Figure 2 - Application of the Performance Model to emails

The visual recreation of the email message differs considerably between the two software applications. This raises the question of what is the essence of the performance that must be retained. What are the requirements of the email object to understand the information contained within or, to reverse the question, what can be removed before it becomes non-intelligible?

2. Testing requirements

2.1. Significant properties that must be maintained

The identification of properties of a digital object that are worthy of preservation is not a simple task that can be analysed based upon a set of universal rules. A set of rules defined for one category of digital object may prove to be too restrictive when applied to unusual variations, or inappropriate for other object types. Instead, the InSPECT Project team has developed a methodology to identify factors that establish the authenticity and integrity of the Information Object through a combined technical and epistemological approach.

During the process of investigating the creation, storage and use of emails in a research environment it was found that the classification of significant properties was influenced by four key elements:

  1. The form that the creator has chosen to express an intellectual or artistic idea and the method that they have used to communicate information
  2. The function for which the digital object has been created to perform or the aims and objectives that its use will achieve.
  3. The method in which information is encoded and stored in a digital environment, influenced by the encoding format and data standards in use.
  4. The interpretation of the audience – the intended recipient of the email or an unknown future user – that is accessing the email information to achieve an objective.
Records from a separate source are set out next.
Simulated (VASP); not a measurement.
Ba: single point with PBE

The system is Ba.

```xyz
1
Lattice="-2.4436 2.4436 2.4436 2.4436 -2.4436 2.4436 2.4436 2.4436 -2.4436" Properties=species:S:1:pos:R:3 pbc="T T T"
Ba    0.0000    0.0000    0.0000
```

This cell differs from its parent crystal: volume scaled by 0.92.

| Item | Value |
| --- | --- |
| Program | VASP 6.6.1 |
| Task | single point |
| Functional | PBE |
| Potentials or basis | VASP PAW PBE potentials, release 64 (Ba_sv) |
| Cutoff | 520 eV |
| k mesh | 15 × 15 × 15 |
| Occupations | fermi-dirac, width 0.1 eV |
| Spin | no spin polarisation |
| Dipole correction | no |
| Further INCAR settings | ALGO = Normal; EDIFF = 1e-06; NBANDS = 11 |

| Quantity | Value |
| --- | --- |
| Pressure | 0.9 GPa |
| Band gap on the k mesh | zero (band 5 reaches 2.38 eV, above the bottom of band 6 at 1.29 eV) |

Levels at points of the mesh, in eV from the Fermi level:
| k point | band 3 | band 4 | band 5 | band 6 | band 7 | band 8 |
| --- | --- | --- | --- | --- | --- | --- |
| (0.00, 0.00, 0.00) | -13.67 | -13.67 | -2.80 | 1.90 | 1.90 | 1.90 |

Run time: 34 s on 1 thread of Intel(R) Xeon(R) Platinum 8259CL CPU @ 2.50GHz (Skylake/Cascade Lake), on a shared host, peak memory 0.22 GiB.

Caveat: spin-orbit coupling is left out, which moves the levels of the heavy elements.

The authenticity requirements of an email share many similarities with other types of object, such as unstructured and structured text. The message body contains text or other types of content that convey information. However, the function that an email performs in a digital environment requires the consideration of additional requirements for authenticity. Each email may possess complex inter-relationships with other emails (multiple emails that compose a thread) and intra-relationships between sub-components (e.g. the relationship between an email and attached objects). An email is often used as a form of information transmission between two or more users, which requires provenance information to be understood. An email may contain text that can be understood only in the context of an email that has been sent previously. Alternatively, the context of the message may differ according to the sender and the recipient. For example, an email that contains an invitation for authors to contribute papers to a conference may be interpreted in different contexts – an invitation that is posted by the event organisers to a mailing list may represent an open invitation for authors to contribute; an forwarded invitation that is sent by an person to a colleague in the same organisation may represent implicit expectation that the recipient should write a paper for the conference. The context information of who created the email, the date it was sent and the intended recipients provide valuable information on the provenance of the message itself and should be maintained.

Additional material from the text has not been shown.